Archive for category Python
With the pandas library, if you have read in a csv file with a date field that is sometimes empty and are getting the error:
TypeError: can't compare offset-naive and offset-aware datetimes
It may be caused by dateutil.parser.parse which is the default function for parsing dates when the csv file is read. This function returns the current non-timezone aware date when given an empty string as input. According to the dateutil documentation “the default value is the current date, at 00:00:00am.” This causes confusion in the context of pandas for three reasons:
- the data in the DataFrame is not derived from the source CSV file
- the expected value of an empty field is numpy.NaN.
- the returned datetime object is not time zone aware.
Fortunately pandas.read_csv has the date_parser argument which allows you to include your own parsing function. One might thing that the following function is the right fix…

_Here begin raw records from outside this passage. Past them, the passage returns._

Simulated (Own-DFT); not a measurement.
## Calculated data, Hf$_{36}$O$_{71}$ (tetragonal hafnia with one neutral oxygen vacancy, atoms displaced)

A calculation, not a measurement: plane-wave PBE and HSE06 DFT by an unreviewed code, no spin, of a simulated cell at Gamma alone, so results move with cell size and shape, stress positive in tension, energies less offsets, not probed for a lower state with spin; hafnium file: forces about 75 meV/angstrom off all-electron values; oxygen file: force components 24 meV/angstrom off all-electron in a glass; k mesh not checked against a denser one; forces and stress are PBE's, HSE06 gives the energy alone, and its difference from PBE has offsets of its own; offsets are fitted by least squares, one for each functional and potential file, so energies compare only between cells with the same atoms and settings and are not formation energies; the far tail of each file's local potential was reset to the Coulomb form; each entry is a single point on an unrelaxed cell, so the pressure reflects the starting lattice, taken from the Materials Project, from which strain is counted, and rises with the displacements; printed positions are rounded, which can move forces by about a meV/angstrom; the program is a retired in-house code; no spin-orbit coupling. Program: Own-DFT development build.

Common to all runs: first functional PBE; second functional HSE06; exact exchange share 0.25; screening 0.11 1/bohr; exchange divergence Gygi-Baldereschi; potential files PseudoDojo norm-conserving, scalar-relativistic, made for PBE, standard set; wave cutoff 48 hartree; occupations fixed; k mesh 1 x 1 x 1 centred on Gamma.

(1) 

def date_or_nan_parse(str): if not(str): return numpy.NaN return dateutil.parser.parse(str)
BUT NO. If you then try to compare a date against the pandas.Series of the dates the same “TypeError: can’t compare offset-naive and offset-aware datetimes” may get thrown. In fact, both of these will fail:
df['datefield'] > dateutil.parser.parse("January 1 1901 00:00 UTC") df['datefield'] > dateutil.parser.parse("January 1 1901 00:00")
This time the problem is that the comparison fails on the numpy.NaN values.
My fix is:
OLD_DATE = dateutil.parser.parse("January 1, 1901 00:00 UTC") def date_or_nan_parse(str): if not(str): return OLD_DATE return dateutil.parser.parse(str)
In this case I introduce a new value rather than (the more correct) numpy.NaN. The new value is a date so it doesn’t fail during comparison operations (assuming that OLD_DATE has the same time zone awareness as the rest of your data). And at least it is a date that I’ve explicitly chosen, rather than just the current date.
I hope this saves you some confusion.